1-TwoSum

Two Sum

Easy

Given an array of integers nums and an integer target, return indices of the two numbers such that they add up to target.

You may assume that each input would have exactly one solution, and you may not use the same element twice.

You can return the answer in any order.

Example 1:

Input: nums = [2,7,11,15], target = 9
Output: [0,1]
Explanation: Because nums[0] + nums[1] == 9, we return [0, 1].

Example 2:

Input: nums = [3,2,4], target = 6
Output: [1,2]

Example 3:

Input: nums = [3,3], target = 6
Output: [0,1]

Constraints:

• $2$ <= nums.length <= $10^4$
• $-10^9$ <= nums[i] <= $10^9$
• $-10^9$ <= target <= $10^9$
• Only one valid answer exists.

Follow-up: Can you come up with an algorithm that is less than $O(n^2)$ time complexity?

Problem can be found in here!

Solution

Basic Solution: Brute Force

# target: int, nums: List[int]

 for i in range(len(nums)):
    number_to_find = target - nums[i]
    for j in range(i + 1, len(nums)):
        if nums[j] == number_to_find:
            return [i, j] # Find indices of the two numbers!

Time Complexity: $O(n^2)$, Space Complexity: $O(1)$

Explanation: Simply iterate the array and find the target value among the array in each iteration.

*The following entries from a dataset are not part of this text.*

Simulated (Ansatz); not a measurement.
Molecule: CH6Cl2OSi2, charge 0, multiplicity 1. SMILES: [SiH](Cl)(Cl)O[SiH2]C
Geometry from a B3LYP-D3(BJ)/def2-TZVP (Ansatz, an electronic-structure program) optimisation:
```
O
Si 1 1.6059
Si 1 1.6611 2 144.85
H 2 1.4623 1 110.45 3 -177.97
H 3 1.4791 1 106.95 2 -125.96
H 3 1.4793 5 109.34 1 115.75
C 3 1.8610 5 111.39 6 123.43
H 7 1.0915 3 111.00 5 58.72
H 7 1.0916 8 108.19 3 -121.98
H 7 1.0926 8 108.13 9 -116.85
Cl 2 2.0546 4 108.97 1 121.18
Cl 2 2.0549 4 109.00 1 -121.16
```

Improved Solution: Hash Table

memo = {}
for i, j in enumerate(nums):
    number_to_find = target - j
    try:
        return [memo[j], i] # Find indices of the two numbers!
    except KeyError:
        memo[number_to_find] = i

Time Complexity: $O(n)$, Space Complexity: $O(n)$

Explanation: Instead of searching the whole array blindlessly in each iteration, using a hash table can determine whether this element is the target value in $O(1)$ time.